And, of course, social media was another part of the strategy, Goldsmith said, especially since Amazon dropped all episodes of the show at once.

“From a marketing standpoint, it’s our job to continue to drive that conversation, sustain that conversation, and introduce new audiences who may be taking more of a wait-and-see approach or may be a little less familiar,” Goldsmith told us. “[We’re] really trying to build up that FOMO feeling.”

Gold rush

For brands, being attached to screen adaptations of video games can be an attractive option, Carly Costantino, SVP of media and Northeast lead at Publicis’s Razorfish, told us. One big reason: they often come with a built-in fan base, which can help bolster initial buzz and viewership, she said.

And video-game adaptations can potentially help brands target certain demographics, specifically younger men, Dave Morgan, founder and executive chairman of TV advertising platform Simulmedia, told Marketing Brew. Those viewers have traditionally been more challenging to target in entertainment programming.

“You can find some of them in sports, but it’s harder to find them in entertainment programming,” he told Marketing Brew.“That’s one of the areas where the crossover with games brings opportunities.”

But sustained excitement around a show is often only as good as the show itself, and “at the end of the day, it’s the quality of the show that pays off,” Costantino said. “If it’s a hit, you get a lot of success as a brand being affiliated. ”That’s a chance that advertisers who may opt to show up as early partners of a show may want to take, she said.

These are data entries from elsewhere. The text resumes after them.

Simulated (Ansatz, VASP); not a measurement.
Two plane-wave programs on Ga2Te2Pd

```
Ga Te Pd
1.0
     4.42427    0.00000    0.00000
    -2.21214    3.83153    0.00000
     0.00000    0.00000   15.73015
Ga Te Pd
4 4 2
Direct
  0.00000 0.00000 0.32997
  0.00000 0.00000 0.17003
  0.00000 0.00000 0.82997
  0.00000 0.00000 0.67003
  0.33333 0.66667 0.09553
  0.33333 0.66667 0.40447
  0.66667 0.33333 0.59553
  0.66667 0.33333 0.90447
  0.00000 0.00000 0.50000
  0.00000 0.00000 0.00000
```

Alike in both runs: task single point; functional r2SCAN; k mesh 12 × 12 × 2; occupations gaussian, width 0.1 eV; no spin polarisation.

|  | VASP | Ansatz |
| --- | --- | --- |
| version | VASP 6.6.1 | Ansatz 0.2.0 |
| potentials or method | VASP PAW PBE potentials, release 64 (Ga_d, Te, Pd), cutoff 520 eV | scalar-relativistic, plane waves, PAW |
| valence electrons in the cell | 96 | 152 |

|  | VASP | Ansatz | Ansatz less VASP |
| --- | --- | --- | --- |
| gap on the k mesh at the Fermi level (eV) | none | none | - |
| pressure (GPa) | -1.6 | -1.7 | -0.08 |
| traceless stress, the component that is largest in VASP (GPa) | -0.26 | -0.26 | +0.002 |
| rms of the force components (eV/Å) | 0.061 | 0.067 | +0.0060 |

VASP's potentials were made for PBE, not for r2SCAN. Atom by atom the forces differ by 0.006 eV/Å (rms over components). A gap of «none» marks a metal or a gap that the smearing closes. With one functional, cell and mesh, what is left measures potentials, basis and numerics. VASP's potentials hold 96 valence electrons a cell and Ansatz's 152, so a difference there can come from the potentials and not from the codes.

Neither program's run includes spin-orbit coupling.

“There’s a lot of unknowns being first, but you could ride the wave of success and it could be an incredible payoff,” she said. “If it kind of falls flat, it’s a large investment that may not pay off.” For advertisers who are more risk-averse, though, “Timing is definitely something to consider,” she added. “Coming in when it’s a little bit more established might [be of] benefit. It might not be so risky, because you know what the outcome will be.”